So private citizens quietly took over many of the services that elsewhere are either provided or heavily regulated by the state. Local authorities, lacking other options, didn’t try to stop them. The most important development in those early days was the city’s flourishing underground financial system, which according to the local branch of the People’s Bank of China (China’s central bank) currently is used by 89 percent of Wenzhounese private citizens and 57 percent of local companies. 

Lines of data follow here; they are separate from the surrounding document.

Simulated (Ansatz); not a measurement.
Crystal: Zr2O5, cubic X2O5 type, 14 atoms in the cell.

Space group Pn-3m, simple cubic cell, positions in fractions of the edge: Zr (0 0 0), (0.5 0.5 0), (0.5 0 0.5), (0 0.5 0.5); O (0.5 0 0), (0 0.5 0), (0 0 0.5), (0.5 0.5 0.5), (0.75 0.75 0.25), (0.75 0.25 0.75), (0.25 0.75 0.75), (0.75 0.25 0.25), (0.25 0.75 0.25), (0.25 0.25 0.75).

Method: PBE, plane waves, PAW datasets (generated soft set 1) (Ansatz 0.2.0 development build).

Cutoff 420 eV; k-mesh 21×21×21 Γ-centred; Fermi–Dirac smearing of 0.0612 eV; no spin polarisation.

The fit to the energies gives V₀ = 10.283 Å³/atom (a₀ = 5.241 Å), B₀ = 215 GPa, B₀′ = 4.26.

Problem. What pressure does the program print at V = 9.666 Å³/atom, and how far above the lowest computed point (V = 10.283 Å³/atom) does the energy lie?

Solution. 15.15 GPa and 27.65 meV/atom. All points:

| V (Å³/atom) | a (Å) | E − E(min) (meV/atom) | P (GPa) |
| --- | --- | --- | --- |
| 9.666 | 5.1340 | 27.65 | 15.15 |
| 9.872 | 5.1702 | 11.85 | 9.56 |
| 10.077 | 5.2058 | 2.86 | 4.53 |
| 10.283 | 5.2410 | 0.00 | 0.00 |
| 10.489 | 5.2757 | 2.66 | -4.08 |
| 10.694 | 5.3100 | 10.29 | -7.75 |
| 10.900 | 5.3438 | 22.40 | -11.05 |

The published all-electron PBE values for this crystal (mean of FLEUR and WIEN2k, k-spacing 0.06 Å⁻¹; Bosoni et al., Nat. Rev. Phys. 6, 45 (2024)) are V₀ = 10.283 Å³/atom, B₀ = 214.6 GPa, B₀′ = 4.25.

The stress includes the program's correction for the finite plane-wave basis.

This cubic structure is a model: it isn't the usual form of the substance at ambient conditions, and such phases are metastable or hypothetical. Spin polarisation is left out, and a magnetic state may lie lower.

This is why the Trans Pacific Partnership is a massive headache. It ought to be a no brainer for free marketers to support: a free trade agreement involving 12 nations, with opposition coming from unions, Massachusetts Senator Elizabeth Warren, and Vermont Senator Bernie Sanders. The devil is in the details and the lack of details is a big red flag. There’s no transparency and TPP certainly seems to be more than “just” trade. National Review is skeptical on TPP because of its secrecy:

The Obama administration, self-proclaimed epitome of openness and transparency, has conducted TPP negotiations largely in secret, with members of Congress permitted to review documents only in person in the office of the U.S. trade representative, without staff. Most of what the public knows about the negotiations has come through a series of releases from WikiLeaks. The level of secrecy here might be appropriate to missile-defense negotiations; it is excessive for a trade deal, especially one involving mostly free and open societies. The Obama administration has promised that the environmental aspects of the deal will be “fully enforceable in the core of the TPP agreement, on equal footing with the economic obligations our trading partners take on.” We can expect the same to be true of the labor and human-rights aspects of the deal — just as we can expect the Obama administration’s policies in these areas to be as daft and dangerous as the White House’s attitude toward environmental questions. And there surely will be a substantial bill for so-called trade-adjustment assistance, which purports to be a program for workers who are negatively affected by new trade deals but is in reality more of a political slush fund.

National Review also wants TPP to get a hearing in Congress because of the importance of trade and increased investment. Cato has a similar take with Daniel Ikenson pointing out Congress could always just vote it down.

 Congress and the public will have the opportunity to scrutinize the TPP for 60 days before the agreement is signed, up to another 135 days during the “Reporting and Mock Markup” period, and up to another 90 days during the “Congressional Consideration and Implementation” period.

It’s a good point to make, but not a good selling point. Ikenson’s better argument is pointing out how the only way to know what’s actually IN TPP is to pass Trade Promotion Authority and Trade Adjustment Assistance. But the big problem is whether Congress is willing to take the time to actually look at what’s in the agreement. It isn’t like Congress ever, ever had issues with reading bills before passing them (Obamacare).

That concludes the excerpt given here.